The best way to find out about orienteering is to go to an event and try a course. There is no need to have any coaching or practice beforehand (although it is a bonus if you can) – first-hand experience is still the best way to try out the sport. There are various types of event on offer and all will have courses suitable for beginners. Orienteering events are most commonly held on Sunday mornings, with the peak season being between September and May. However, there are also many other types of event, including evening events held midweek during the summer months, and urban street orienteering events held during the winter.
Events are classified by size as Major / International, National, Regional or Local (previously Level A to D). Local events are usually the smallest. National level events and above are organised by age class, but at Regional and below, events will offer a set of courses that are categorised by a colour system so that you can judge how difficult a given course will be. They start with White and Yellow for youngsters and beginners and progress through several others to Brown and Black, which are the longest and hardest.
What happens on the day of an event?
You should find directions to the event, along with any other details such as timings, on the website of the organising club. Events will be signposted and the event details will indicate where from. Look for red and white signs with arrows on them!
When you get to an event the first thing to do is to find the “Registration” area. This is usually to be found in a building or a large, open tent so should be fairly obvious, but at smaller events it may be run out of a car (which should have a few signs on it!). They will tell you details of the courses on offer, including the length of course as well as the “difficulty” of the navigation required on a scale of 1 (easy) to 5 (hard).
Beginners are recommended to do easy or medium courses on their first few attempts. You make think the easier courses seem quite short, but navigating using an orienteering map takes a bit of practice – you can always try the longer courses when you have got the hang of the easy ones!

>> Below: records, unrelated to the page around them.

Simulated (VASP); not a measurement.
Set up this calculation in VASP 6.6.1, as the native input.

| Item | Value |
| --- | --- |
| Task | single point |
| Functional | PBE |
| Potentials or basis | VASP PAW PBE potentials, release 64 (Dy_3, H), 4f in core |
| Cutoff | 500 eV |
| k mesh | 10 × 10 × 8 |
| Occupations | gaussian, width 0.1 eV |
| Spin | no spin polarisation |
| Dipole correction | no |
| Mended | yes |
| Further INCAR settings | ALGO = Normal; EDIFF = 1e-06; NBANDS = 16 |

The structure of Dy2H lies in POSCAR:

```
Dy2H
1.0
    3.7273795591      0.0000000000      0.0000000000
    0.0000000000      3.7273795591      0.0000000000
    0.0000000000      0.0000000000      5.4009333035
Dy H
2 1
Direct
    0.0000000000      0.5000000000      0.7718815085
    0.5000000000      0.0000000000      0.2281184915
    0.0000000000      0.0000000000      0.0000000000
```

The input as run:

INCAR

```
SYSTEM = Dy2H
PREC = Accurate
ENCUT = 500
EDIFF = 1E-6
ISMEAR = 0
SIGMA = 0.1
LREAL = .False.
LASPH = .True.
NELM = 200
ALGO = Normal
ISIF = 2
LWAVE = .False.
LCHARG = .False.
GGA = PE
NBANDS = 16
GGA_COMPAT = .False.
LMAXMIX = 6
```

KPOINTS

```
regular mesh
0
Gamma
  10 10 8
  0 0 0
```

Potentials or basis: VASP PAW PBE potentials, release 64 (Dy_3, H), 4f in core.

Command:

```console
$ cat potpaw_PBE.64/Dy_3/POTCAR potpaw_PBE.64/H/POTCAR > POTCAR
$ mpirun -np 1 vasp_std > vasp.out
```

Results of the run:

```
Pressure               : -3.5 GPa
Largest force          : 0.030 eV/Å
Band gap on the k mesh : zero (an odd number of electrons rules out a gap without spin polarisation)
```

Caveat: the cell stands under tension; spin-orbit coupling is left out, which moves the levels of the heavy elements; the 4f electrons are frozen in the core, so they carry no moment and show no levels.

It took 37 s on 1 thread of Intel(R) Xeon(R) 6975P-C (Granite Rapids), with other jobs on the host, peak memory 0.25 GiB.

At your first few events, it is always recommended that you ask for help and advice from one of the organising officials, who will be only too happy to help you. If you cannot find an official, ask anyone at all – orienteers are a friendly bunch and will always take the time to help newcomers.
When you register, at all but the smallest events, you will usually be given your hired, electronic timing SI card (or “dibber”) – this usually takes the form of a small red plastic chip, which you can attach to your finger by an elastic loop. This will be used to record your time at each of the checkpoints on the course. Most regulars buy one in time.
Once you have registered, and changed into your kit, you will need to make your way to the “Start” – this will always be signposted from the car park. When it is your turn to start you will pick up the map, and away you go!